Presto on Spark
Presto was originally designed to run interactive queries against data warehouses, but now it has evolved into a unified SQL engine on top of open data lake analytics for both interactive and batch workloads. Popular workloads on data lakes include:
This includes serving custom reporting for both internal and external developers for business insights and also many organizations using Presto for interactive A/B testing analytics. A defining characteristic of this use case is a requirement for low latency. It requires tens to hundreds of milliseconds at very high QPS, and not surprisingly this use case is almost exclusively using Presto and that’s what Presto is designed for.
This use case is one of ad hoc analysis and typically needs moderate latency ranging from seconds to minutes. These are the queries of data scientist, and business analysts who want to perform compact ad hoc analysis to understand product usage, for example, user trends and how to improve the product. The QPS is relatively lower because users have to manually initiate these queries.
These are scheduled jobs that are running every day, hour, or whenever the data is ready. They often contain queries over very large volumes of data and the latency can be up to tens of hours and processing can range from CPU days to years and terabytes to petabytes of data.
Presto works exceptionally effectively for ad-hoc or interactive queries today, and even some batch queries, with the constraint that the entire query must fit in memory and run quickly enough that fault tolerance is not required. Most ETL batch workloads that don’t fit in this box are running on “very big data” compute engines like Apache Spark. Having multiple compute engines with different SQL dialects and APIs makes managing and scaling these workloads complicated for data platform teams. Hence, Facebook decided to simplify and build Presto on Spark as the path to further scale Presto. Before we get into Presto on Spark, let me explain a bit more about the architecture of each of these two popular engines.
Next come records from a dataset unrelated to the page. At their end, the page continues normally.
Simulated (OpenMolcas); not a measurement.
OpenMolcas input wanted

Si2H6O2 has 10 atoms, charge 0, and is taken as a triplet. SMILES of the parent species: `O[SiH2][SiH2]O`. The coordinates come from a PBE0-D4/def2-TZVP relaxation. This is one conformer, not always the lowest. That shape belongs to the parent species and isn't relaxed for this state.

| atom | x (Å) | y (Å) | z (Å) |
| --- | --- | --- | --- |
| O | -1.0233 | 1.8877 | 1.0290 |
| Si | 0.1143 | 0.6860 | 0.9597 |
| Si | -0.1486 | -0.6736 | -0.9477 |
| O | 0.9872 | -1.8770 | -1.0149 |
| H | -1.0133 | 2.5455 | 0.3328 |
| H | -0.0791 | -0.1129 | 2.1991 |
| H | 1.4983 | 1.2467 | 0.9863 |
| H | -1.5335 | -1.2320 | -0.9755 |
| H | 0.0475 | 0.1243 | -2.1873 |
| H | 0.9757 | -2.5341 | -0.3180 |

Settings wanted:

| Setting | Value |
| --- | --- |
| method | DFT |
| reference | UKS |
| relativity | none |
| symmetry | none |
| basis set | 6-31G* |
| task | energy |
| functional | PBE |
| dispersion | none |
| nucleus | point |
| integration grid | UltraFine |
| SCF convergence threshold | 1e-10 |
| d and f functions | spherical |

Presto is designed for low latency and follows the classic MPP architecture; it uses in-memory streaming shuffle to achieve low latency. Presto has a single shared coordinator per cluster with an associated pool of workers. Presto tries to schedule as many queries as possible on the same Presto worker (shared executor), in order to support multi-tenancy.
This architecture provides very low latency scheduling of tasks and allows concurrent processing of multiple stages of a query, but the tradeoff is that the coordinator is a SPOF and bottleneck, and queries are poorly isolated across the entire cluster.
Additionally streaming shuffle does not allow for much fault tolerance further impacting the reliability of long running queries.
On other hand, Apache Spark is designed for scalability from the very beginning and it implements a Map-Reduce architecture. Shuffle is materialized to disk fully between stages of execution with the capability to preempt or restart any task. Spark maintains an isolated Driver to coordinate each query and runs tasks in isolated containers scheduled on demand. These differences improve reliability and reduce overall operational overhead.
Scaling an MPP architecture database to batch data processing over Internet-scale datasets is known to be an extremely difficult problem . To simplify this let’s examine the below aggregation query. Essentially this query goes over the orders table in TPCH and does aggregation grouping on custom keys, and summing the total price. Presto leverages in-memory shuffle and executes shuffle on the custom key, after reading the data and doing aggregation for the same key, on each worker.
Doing in-memory shuffle means the producer will buffer data in memory and wait for the data to be fetched by the consumer as a result. We have to execute all the tasks, before and after the exchange at the same time. So thinking about in the mapreduce world all the mappers and the reducer have to be run concurrently. This makes in-memory shuffle an all-or-nothing exclusion model.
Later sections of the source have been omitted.